Delayed Terror Listings

India’s renewed push at the United Nations to have The Resistance Front formally designated as a terrorist organisation is not merely a diplomatic formality. It is a moral imperative. That the monitoring team of the UN Security Council is still “considering” the matter, long after the Pahalgam terror attack that shook the nation, exposes a deeply troubling truth: the world’s foremost multilateral body moves at a pace that terrorists exploited long ago. The TRF is no obscure militant faction. It is a calculated rebranding exercise by Pakistan-based Lashkar-e-Taiba – a proscribed organisation – designed specifically to evade international scrutiny. This is a pattern that has repeated itself with alarming regularity. When one terror outfit is cornered by global pressure, its handlers in Rawalpindi and Islamabad engineer a name change, shuffle the leadership, and resume operations under a fresh banner. The consequence is measured not in diplomatic cables, but in innocent lives.
It can take years – sometimes decades – to secure a terror listing at the UN. During that time, Pakistan-sponsored proxy outfits continue to recruit, fund, and strike. India’s security apparatus has long borne the economic and human cost of this institutional tardiness. The drain on national resources diverted towards counter-terror operations, border security, and intelligence-gathering represents a staggering opportunity cost for a developing economy. Terrorism, in this very tangible sense, is an act of economic sabotage as much as it is one of violence.
This reality reinforces India’s principled and long-standing demand for reform of the UN Security Council. The five permanent members wield veto powers that have, time and again, shielded state sponsors of terrorism from accountability. Geopolitical interests – arms sales, trade dependencies, strategic alliances – routinely override the moral clarity that a body tasked with global peace and security ought to embody.

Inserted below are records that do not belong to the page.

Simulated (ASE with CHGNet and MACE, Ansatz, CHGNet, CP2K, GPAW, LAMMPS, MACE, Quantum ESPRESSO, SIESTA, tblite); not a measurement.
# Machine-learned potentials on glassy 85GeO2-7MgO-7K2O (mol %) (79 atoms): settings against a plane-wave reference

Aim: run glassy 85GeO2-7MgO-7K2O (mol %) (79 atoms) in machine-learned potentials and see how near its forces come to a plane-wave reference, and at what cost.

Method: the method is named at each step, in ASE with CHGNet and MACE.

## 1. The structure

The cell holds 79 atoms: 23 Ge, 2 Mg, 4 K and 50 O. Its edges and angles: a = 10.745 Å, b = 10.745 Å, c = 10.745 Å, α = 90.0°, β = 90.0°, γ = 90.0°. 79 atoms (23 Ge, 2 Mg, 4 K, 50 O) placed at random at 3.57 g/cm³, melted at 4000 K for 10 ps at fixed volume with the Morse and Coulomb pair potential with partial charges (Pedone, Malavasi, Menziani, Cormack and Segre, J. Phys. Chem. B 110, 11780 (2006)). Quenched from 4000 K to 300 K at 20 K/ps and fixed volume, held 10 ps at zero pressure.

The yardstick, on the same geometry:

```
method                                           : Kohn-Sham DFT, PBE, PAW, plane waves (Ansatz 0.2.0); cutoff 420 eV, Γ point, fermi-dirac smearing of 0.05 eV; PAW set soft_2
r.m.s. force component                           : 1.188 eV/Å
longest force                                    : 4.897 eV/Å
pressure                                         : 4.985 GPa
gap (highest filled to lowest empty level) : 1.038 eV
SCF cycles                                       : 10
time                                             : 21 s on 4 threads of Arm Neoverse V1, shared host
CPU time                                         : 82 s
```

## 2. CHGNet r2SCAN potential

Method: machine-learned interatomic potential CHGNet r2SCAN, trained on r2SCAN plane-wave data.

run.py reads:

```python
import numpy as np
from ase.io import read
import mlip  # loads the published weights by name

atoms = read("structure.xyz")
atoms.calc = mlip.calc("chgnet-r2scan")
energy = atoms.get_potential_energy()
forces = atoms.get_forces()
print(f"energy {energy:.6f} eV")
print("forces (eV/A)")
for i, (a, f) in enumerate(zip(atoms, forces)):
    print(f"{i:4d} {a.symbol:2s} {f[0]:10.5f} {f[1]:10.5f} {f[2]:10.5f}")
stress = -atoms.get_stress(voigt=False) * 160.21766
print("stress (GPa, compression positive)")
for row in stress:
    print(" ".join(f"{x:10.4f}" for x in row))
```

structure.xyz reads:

History offers a sobering lesson that no nation has chosen to learn swiftly enough: terrorism does not respect borders. The attacks on New York, London, Madrid, Mumbai, Paris, and Nairobi all testify to the same fundamental truth – an unchecked terror network is a threat to all of humanity, not merely to its immediate victims. What is urgently needed is a collective, unequivocal declaration of war – not of arms alone, but of political will – against terrorism in all its forms. The listing of the TRF at the UN must be treated not as a bilateral India-Pakistan matter but as a test of the international community’s resolve.